Moon Child Step Mom's picture

So the kids have been at their moms house since Christmas Day… the LONGEST stretch that she’s had them since DH and I were married. (Usually she only sees them every other Saturday to Sunday… two flippin days and one night total, not a “true” measure of their behavior by any stretch of the imagination) And they’ve finally gotten comfortable enough at her house to let their natural little personalities fly!

She calls up last night borderline hysterical…
Mother Russia: “Oh…*SS3* is horrible little monster!!!”

DH: “Well Jeeze! He isn’t standing right there listening to you call him names is he?!?!?”

Mother Russia: “Oh no… no… he upstairs crying. I put in Time Out cause he punch *SS6* in eye so bad he no see for an hour. He scream and punch all day… OH where is my precious baby and who is this terrible monster?!?”
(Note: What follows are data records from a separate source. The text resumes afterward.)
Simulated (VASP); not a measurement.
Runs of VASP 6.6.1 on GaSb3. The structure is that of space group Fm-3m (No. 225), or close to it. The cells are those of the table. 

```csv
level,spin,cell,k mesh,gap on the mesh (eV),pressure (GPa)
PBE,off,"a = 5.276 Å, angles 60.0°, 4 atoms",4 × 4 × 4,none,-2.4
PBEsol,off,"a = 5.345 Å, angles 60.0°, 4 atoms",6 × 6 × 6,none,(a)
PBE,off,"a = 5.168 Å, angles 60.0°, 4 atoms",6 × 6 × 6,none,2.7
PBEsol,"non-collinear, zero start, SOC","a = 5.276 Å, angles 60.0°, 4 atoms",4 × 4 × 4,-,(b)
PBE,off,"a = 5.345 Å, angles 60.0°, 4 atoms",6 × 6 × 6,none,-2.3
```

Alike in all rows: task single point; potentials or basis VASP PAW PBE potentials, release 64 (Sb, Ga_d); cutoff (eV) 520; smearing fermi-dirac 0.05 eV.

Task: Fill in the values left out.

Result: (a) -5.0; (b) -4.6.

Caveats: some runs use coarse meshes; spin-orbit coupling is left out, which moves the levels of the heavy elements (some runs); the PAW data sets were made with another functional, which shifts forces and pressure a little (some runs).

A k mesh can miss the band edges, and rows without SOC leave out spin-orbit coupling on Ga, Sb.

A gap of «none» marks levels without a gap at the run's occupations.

DH: “Did you crack his ass..? He never behaves that way at our house… put him on the phone”

Then the SCREAMING intensified so bad I could hear him from across the room and then DH yelled “HEY!” and the other end went quiet for a second… then he started whining and crying again and DH said, “put your mom back on the phone”.

Basically he tried to armchair parent her through dealing with a sugar-tripped out three year old over the telephone for a half hour while I chugged wine and watched “Back to The Future”. SS3 has been a total little bully and SS6 just sits in the corner not talking and playing that shitty little video game that we only let him play one hour a day (DH thinks it’s promoting good hand / eye coordination but I’m sure it’s just wrecking his interpersonal skills) It was a total mess… how on earth do you let a kid work itself up to that state and just stand in the corner going, “What to do..? What to do..?” Answer: She’s a part time mother.

I’m just dreading the boot camp that’s going to have to ensue when they come back home… de-programming almost two weeks of piss-poor, over indulgent parenting is going to be hell on earth. *ak* And the worst part is when they come back parroting her broken English… that’s always the hardest habit to break.

It’s almost not worth the break… almost….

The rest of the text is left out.